At seventeen, Aristotle traveled to Athens and enrolled in Plato’s Academy. He stayed for twenty years, first as a student, then as a teacher. Plato called him ‘the mind of the school.’
Philip II of Macedon invited Aristotle to tutor his son Alexander. For several years, the greatest philosopher of the age taught the future conqueror of the known world. What exactly he taught remains one of history’s great mysteries.
Aristotle returned to Athens and established the Lyceum, where he taught while walking along the covered walkway (peripatos). His school became known for empirical research, systematic classification, and the sheer range of subjects it investigated.
After Alexander’s death, anti-Macedonian sentiment swept Athens. Aristotle, with his Macedonian connections, was charged with impiety. He fled, reportedly saying he would not let Athens sin twice against philosophy. He died the following year.
Aristotle studied at Plato’s Academy for twenty years. He revered Plato but fundamentally disagreed with the theory of Forms.
Cicero admired Aristotle's style and drew on his rhetorical and ethical writings throughout his career.

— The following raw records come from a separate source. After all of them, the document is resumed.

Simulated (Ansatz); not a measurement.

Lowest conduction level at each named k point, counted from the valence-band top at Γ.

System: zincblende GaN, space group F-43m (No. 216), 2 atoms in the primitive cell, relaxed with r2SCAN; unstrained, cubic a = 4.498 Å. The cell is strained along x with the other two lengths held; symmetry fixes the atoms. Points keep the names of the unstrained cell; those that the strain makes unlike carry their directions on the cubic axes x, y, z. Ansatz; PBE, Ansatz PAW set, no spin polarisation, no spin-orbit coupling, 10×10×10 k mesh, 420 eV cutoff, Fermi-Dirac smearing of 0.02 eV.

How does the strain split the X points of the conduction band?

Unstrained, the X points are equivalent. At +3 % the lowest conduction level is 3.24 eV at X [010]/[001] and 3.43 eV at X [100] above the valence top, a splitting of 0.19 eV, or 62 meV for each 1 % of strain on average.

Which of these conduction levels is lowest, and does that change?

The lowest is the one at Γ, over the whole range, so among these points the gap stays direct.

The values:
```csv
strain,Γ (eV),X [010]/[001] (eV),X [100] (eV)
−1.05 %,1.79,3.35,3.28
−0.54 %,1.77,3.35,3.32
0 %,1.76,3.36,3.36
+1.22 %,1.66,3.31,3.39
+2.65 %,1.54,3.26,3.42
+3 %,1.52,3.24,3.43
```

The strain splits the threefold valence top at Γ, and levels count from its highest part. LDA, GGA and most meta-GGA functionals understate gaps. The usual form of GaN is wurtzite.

Al-Kindi supervised the translation of Aristotle into Arabic and built on his metaphysics.
Ibn Rushd wrote three levels of commentary on nearly every work of Aristotle.
Aquinas called Aristotle simply 'The Philosopher' and built the Summa Theologica on Aristotelian logic and metaphysics.
Maimonides took Aristotle as the measure of reason and labored to reconcile him with the Torah.
Albert set himself the task of making the whole of Aristotle available to the Latin world.
Theophrastus succeeded Aristotle as head of the Lyceum and carried his empirical method into botany and the study of character.